No, legally you can be the adult and tell the 4 year old he is going to dad's house. If  you do this a lot, legally dad will have grounds for change of custody because you aren't providing the child for visitation. 

As a parent, talk going to dad's up, be excited about it. Little ones worry that things will change if they aren't there. Be consistent, do not let him choose. Oh and next time it's dad's visitation weekend will be worse now that you let him choose. If I were you I'd pack kiddo up and take him to his dad's, or next time it will be hell. 

cjsmom1
by Gold Member on Sep. 6, 2013 at 10:06 PM
You can get in trouble for not making him go. Have you asked ds why he doesn't want to go?
woodstock525
by on Sep. 6, 2013 at 11:32 PM

What does his dad say about why he thinks your son doesn't want to visit?  What about your other child?  What do they think?

FireMoonGypsy
by on Sep. 6, 2013 at 11:45 PM

Have you asked him why he doesn't want to go? 

As the order stands you will have an uphill battle on your hands. Was your ex abusive in any way? Is there something going on that is scaring your kid? Document everything. 

My ex unfortunately was not a good parent. My son got hurt, he came back in tears everytime, asking me if I loved him and I would find out my ex was telling him I hated him and was going to leave him (which I would NEVER do, that boy is my world) filling his head with lies...the first night after every time he went over there, he would soil his bed and have terrible nightmares, and he was even having issues in his preschool. I was documenting everything and was even considering taking him to a psychologist because he was scared to talk to us...

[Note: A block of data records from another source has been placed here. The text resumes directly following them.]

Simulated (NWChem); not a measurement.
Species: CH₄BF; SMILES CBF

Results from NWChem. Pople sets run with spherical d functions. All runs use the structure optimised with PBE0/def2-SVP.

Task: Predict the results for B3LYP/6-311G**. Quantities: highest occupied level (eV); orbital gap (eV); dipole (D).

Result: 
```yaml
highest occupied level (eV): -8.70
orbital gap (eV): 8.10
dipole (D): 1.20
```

My ex ended up dropping contact and has moved twice in 7 months, we don't know where he is. Once he was out of the picture, the nightmares stopped, we haven't had any accidents, and he started excelling in school. The behavioral problems are a fraction of what they were, his relationship with my husband is back to where it was before he started having to see his bio dad, and he doesn't ask me anymore if I love him or I'm going to leave him. No more crying in the middle of the night that I was going to desert him. Later, he started opening up about some of the stuff happening over there, including the cops getting called out to his dad's place while he was there, he thought because his dad and dad's gf were being "way too loud fighting" and he was scared and wanted to call me and his dad yelled at him and told him no...among other things...it was just bad. 

Maybe he is scared? Does he have a reason to be scared of your ex? I am hoping it's not like that for him, because it's hard to modify court ruling unless you have concrete evidence of things happening. 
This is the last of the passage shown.